In November 30, 2012, MST Construction Inc (MST), filed suit against the Department of Revenue in Leon County. MST claimed that it does not owe an assessed sales tax purported to be owed by the Florida Department of Revenue ("FDOR"). As a Florida sales tax attorney, this Complaint, at first glance, seemed to be like a run of the mill assessment case in which the FDOR assessed tax on transactions that may or may not be taxable. It introduces MST as a construction and installation company, which automatically sets off alarms in any state and local tax lawyers head. We have written numerous blogs on the issues that face contractors in Florida. One common predicament is whether the transaction involves taxable tangible personal property ("TPP") or non-taxable real property. If the contractor is selling TPP then it should make its purchases tax free (using a resale certificate) and charge sales tax to the final customer on the resale of the TPP as well as the installation. If, however, the contractor is a real property contractor, then it should pay or accrue tax on its TPP purchases and is not required to charge tax on the sale of the property or the installation. In our practice, we see this issue on almost a daily basis and usually to the detriment of someone other than the state of Florida. It is amazing how gray areas of sales tax law always seem to burn the taxpayer and rarely the state that created the ambiguity.

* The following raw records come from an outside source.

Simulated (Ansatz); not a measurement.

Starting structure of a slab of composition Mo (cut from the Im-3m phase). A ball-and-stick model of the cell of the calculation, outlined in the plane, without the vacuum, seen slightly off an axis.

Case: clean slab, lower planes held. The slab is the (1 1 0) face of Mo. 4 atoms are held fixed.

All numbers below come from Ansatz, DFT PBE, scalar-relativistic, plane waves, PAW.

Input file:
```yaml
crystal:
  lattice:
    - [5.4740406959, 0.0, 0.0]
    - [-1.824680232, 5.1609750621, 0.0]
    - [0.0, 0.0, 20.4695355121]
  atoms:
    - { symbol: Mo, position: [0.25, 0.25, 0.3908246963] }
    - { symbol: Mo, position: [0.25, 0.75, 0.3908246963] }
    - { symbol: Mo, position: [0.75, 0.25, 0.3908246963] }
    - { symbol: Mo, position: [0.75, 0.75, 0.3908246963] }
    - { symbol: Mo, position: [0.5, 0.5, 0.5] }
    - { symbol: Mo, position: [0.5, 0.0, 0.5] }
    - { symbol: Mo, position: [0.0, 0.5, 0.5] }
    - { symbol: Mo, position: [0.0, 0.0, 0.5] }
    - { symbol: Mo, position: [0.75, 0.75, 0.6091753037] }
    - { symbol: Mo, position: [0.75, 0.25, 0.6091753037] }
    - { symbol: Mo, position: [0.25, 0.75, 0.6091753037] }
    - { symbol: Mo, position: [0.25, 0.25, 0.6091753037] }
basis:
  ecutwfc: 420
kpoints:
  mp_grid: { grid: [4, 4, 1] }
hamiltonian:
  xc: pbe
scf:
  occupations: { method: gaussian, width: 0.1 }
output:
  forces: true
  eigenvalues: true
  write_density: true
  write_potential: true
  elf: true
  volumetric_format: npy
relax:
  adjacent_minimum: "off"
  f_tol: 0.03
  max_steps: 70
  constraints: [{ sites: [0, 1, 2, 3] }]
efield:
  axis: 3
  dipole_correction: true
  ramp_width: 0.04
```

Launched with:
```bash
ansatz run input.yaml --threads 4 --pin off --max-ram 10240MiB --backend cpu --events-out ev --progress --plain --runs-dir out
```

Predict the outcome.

The Complaint then goes on to describe that MST specializes in the installation of gas and/or petroleum tanks for various commercial customers nation-wide. As an individual who grew up in with a family in the petroleum industry, this caught my attention as well. I have written numerous blogs about potential refund claims for alleged "manufacturing equipment." The hot issue within the industry is whether the mid-grade pumps "manufacture" gasoline by mixing the high and low grades. Maybe that's where this Complaint was going?
As I continued to read, I realized of the myriad of issues I assumed the Complaint was going to touch on, none of them appeared to be the crux of the controversy. While the Taxpayer seems to imply that the equipment purchased should have been tax exempt as it was allegedly used in connection with a business that produces TPP, it does not divulge the specifics of the equipment. Rather the argument seemed to center on the assertion that the FDOR told MST to treat the equipment as exempt for sales tax purposes and then turned around and assessed tax on the same equipment. Is it possible the FDOR would behave in this manner?
Unfortunately, as a Florida sales tax attorney we hear about stories like this all too often. In the FDOR's defense auditors and supervisors change over time and the interpretation of a grey tax law may be interpreted depending on the regime. While it comes down to the burden of proving that the FDOR made such an assertion, this type of detrimental reliance, known as estoppel, is a viable argument. See George W. Davis & Sons, Inc. v. Askew, 343 So. 2d 1329, 1332 (Fla. 1st DCA 1977). However, the detrimental reliance argument most likely will only have a chance to succeed before a court of law because sections 120.565 and 213.22, F.S., provide that a taxpayer may only rely on biding written advice furnished to the taxpayer in the forms of a Technical Assistance Advisement or a prior audit report of the same taxpayer.
While it is unclear as to the nature of the equipment at issue and to why or if other theories will be pursued, this case serves as another potential argument in the tax advocates arsenal. It also serves as a reminder that if the taxpayer can show the FDOR made an assertion and then later changed its position, the defense of estoppel can be asserted.
About the author: Mr. Donnini is a Florida Attorney and an associate in the law firm the Law Offices of Moffa, Sutton, & Donnini, P.A., in Fort Lauderdale, Florida. Mr. Donnini's primary practice is Florida tax controversy. Mr. Donnini worked as an accountant for a public REIT prior going to law school and is currently pursuing his LL.M. in Taxation at NYU. If you have any questions please do not hesitate to contact the firm by phone or email via the links at the top of the page.
AUTHORITY
Sec. 120.565, F.S.
Sec. 213.22, F.S.
George W. Davis & Sons, Inc. v. Askew, 343 So. 2d 1329, 1332 (Fla. 1st DCA 1977)
ADDITIONAL RESOURCES
MST CONSTRUCTION, INC. v. FLORIDA DEPARTMENT OF REVENUE, Case No. 2012 CA 003624 (2nd Cir. Fla) (Original Complaint)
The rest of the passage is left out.